The PNC had destroyed the economy; we were an international basket case and critical poverty had reached 46 per cent. Under the IMF Economic Recovery Programme (ERP) the PNC instituted the infamous 10:1 devaluation, which plunged the people into poverty and the economy into a tailspin. The so-called dramatic ‘growth’ was actually a bounce back to the production potential frontier achieved in the 1960’s. It was not until the Bharrat Jagdeo administration removed the onerous US$ 2.1 billion debt that had been a millstone on our necks, that the economy could be guided into a real growth trajectory.
This is an achievement that has not been properly appreciated. It was not just a matter of maintaining the macro-economic fundamentals such as low inflation and budget deficits, etc, which was difficult enough, but of struggling against the PNC, now in the opposition, that had vowed to remove the government through the violent strategy of ‘slow fyaah; ‘mo fyaah’. The political instability engendered by the widespread killings, arson and robberies ensured that direct foreign investment was always problematical.

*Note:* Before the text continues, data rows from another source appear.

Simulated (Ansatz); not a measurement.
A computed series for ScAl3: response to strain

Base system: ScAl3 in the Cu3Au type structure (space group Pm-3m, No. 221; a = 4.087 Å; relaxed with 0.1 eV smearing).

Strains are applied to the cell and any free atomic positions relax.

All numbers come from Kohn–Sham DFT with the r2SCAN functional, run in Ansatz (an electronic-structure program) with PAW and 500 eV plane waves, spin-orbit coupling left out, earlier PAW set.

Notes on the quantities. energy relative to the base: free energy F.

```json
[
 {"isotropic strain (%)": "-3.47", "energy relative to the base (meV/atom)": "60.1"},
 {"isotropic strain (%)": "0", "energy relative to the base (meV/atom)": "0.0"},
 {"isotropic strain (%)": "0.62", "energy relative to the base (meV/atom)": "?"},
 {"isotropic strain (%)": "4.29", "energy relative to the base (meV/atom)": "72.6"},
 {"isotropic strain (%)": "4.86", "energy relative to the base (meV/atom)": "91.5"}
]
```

Today, against a bleak tide of slow or no growth in the regional economies, the PPP has yet maintained a positive growth rate. The opposition, which took control of the legislature at the last elections, are obviously determined to use this new contingency for their short-term political gain rather than the long term structural benefit for the entire country. It is our hope that after 20 years of obdurate negativity, they will join the government in fixing the disaster the PPP inherited.